From Palestine Chronicle
Israel soldiers attacking worshipers at Haram al-Sharif.
(Image by (Photo: Palestine Chronicle File)) Permission Details DMCA
As I was growing up, I was always reassured by the sound of the "Muadhin" making the call for prayer in our refugee camp's main mosque in Gaza. Whenever I heard the call very early in the morning, announcing in a melodic voice that the time for the "Fajr" (dawn) prayer was upon us, I knew it was safe to go to sleep.
Of course, the call for prayer in Islam, like the sound of church bells ringing, carries a deep religious and spiritual meaning, as it has, five times a day, for the last 15 centuries, uninterrupted. But, in Palestine, such religious traditions also carry a deep, symbolic meaning.
For the refugees in my camp, the dawn prayer meant that the Israeli army had departed the camp, ending their terrifying and violent nightly raids, leaving the refugees behind, either mourning their dead, wounded or detained, and freeing the "Muadhin" to open the mosque's old, rusty doors, and announce to the faithful that a new day had arrived.

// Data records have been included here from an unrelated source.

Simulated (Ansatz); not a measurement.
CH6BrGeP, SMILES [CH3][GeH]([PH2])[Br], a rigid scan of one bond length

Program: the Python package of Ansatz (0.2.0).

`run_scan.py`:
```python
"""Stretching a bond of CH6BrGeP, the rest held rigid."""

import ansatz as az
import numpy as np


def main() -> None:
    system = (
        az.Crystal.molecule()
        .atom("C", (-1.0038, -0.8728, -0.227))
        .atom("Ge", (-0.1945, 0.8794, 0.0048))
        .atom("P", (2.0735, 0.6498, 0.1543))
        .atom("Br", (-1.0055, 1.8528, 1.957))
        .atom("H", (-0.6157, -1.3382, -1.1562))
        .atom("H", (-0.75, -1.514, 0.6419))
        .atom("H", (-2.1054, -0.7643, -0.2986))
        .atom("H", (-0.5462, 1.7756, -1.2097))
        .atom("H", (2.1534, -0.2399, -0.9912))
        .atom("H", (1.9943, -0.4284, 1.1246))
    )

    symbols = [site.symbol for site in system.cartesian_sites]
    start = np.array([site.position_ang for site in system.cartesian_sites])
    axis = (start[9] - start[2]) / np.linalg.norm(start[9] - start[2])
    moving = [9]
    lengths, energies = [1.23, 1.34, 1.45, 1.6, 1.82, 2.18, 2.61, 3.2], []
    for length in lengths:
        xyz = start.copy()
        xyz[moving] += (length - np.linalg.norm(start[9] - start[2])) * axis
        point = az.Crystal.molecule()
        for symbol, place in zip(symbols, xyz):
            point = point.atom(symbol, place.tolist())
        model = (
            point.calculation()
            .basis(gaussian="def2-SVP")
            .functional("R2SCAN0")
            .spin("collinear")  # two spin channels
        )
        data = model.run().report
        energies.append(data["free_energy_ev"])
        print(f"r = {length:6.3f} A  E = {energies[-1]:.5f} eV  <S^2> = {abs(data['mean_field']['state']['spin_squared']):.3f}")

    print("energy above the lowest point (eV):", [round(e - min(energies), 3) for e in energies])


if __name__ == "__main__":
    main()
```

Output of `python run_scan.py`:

It was almost impossible to go to sleep during those days of the First Palestinian Uprising, when collective punishment of Palestinian communities throughout the Occupied Territories crossed every tolerable line.
That was before the mosque in our camp -- the Nuseirat Refugee Camp in central Gaza Strip -- was raided, along with other mosques, and the Imam was arrested. When the mosque's doors were sealed shut by orders from the army, ordinary people climbed to the roofs of their homes during the military curfew and announced the call for prayer, anyway.
Even our "communist" neighbor did -- a man, we were told, who had never stepped foot inside a mosque all of his life!
It was no longer just a religious matter but an act of collective defiance, proving that even orders from the army would not silence the voice of the people.
The call for prayer meant continuity; survival; rebirth; hope and layer-upon-layer of meanings that was never truly understood, but always feared by the Israeli army.
The onslaught on the mosques never ended.
According to government and media reports, a third of Gaza's mosques were destroyed in the 2014 Israeli war on the Strip. 73 mosques were entirely destroyed by missiles and bombs and 205 were partially demolished. This includes Al-Omari Mosque in Gaza, which dates back to 649 AD.
It also includes the main mosque of Nuseirat, where the call for prayer throughout my childhood gave me enough peace and calm to go to sleep.
Now, Israel is trying to ban the call for prayer in various Palestinian communities, starting in Occupied East Jerusalem.
The ban came only a few weeks after the United Nations culture and education organization, UNESCO, had passed two resolutions condemning Israel's illegal practices in the occupied Arab city.
UNESCO demanded that Israel cease such practices, which violate international law and attempt to alter the status quo of a city that is central to all monotheistic religions.